Bishops’ Conference in England and Wales Urges Recognition of the Dignity and Humanity of Those Seeking Protection 

Amidst increasingly restrictive UK asylum policies and ongoing deaths in the English Channel, the Catholic Bishops’ Conference of England and Wales continues to raise its voice in support of dignity and equality for all.

Bishops’ Conference in England and Wales Urges Recognition of the Dignity and Humanity of Those Seeking Protection 
Since 2018, more than 123,000 people seeking protection have arrived in small boats on the UK’s south coast. Photo: Children and adults arrive at the port of Dover after being picked up at sea by the UK’s Border Force, 23 April 2024 (© Shutterstock/Sean Aidan Calderbank)
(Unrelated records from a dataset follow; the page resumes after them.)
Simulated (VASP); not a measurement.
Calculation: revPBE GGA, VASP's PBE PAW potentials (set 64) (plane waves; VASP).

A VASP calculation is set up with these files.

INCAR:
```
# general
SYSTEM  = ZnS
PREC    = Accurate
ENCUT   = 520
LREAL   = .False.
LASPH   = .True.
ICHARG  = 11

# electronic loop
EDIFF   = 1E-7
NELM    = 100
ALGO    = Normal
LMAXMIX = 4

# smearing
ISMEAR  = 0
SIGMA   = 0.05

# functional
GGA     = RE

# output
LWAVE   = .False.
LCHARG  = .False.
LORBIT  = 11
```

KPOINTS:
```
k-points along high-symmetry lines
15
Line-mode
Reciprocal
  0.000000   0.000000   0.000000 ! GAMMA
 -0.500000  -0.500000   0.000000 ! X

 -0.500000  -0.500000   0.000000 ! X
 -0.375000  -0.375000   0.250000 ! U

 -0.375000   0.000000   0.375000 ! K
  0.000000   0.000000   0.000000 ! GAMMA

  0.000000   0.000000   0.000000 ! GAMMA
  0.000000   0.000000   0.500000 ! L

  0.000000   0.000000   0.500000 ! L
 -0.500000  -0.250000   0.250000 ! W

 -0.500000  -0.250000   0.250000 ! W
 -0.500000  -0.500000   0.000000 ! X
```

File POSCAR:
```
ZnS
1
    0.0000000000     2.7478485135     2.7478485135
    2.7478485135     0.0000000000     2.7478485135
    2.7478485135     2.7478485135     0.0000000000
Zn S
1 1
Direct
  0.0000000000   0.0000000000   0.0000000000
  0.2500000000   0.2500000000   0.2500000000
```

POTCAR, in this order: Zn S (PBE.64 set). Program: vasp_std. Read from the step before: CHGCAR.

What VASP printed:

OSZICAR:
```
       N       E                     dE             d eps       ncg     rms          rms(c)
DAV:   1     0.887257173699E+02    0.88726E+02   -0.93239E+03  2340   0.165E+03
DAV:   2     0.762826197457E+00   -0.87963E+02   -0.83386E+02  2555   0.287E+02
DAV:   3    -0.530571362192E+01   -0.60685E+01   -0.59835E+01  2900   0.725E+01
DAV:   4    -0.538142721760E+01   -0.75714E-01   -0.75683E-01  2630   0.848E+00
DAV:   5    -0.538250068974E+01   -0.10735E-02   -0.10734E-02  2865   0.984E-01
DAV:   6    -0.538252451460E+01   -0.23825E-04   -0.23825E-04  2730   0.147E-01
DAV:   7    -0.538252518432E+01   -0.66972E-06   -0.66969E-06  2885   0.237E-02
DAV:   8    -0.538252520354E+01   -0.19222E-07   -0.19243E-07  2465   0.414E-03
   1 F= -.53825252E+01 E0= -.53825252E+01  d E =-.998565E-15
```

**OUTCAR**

“How many have died in our own waters without their names or stories ever being known? We should not reduce people to statistics or a political problem to be solved.”

These words, from Bishop Declan Lang and Bishop Paul McAleenan, open Love The Stranger: A Catholic Response to Migrants and Refugees, a February 2023 publication by the Catholic Bishops’ Conference of England and Wales (CBCEW). Their pertinence and relevance persevere, as yet another tragedy in the English Channel claimed the lives of five people, including a child, when a boat carrying approximately 110 people seeking protection capsized off the French town of Wimereux, south of Calais, on 23 April 2024.

Dignity, equality and a culture of encounter: formulating a Catholic response to the situation of those seeking protection

Love the Stranger was born from our desire to offer a structured Catholic response to what was, and continues to be, an extremely turbulent period for refugees and asylum seekers in the UK and beyond,” explains Bishop McAleenan, Lead Bishop for Migrants and Refugees and member of the Department for International Affairs at CBCEW. “We are as ever guided in our response by the Catholic social teaching principle of the innate human dignity of every person, and the 24 principles set out in Love the Strangerencapsulate this. They guide our collective work at national, diocesan and parish level, and we are delighted that the publication has been endorsed by both the Vatican and the Commission of the Bishops’ Conferences of the European Union.”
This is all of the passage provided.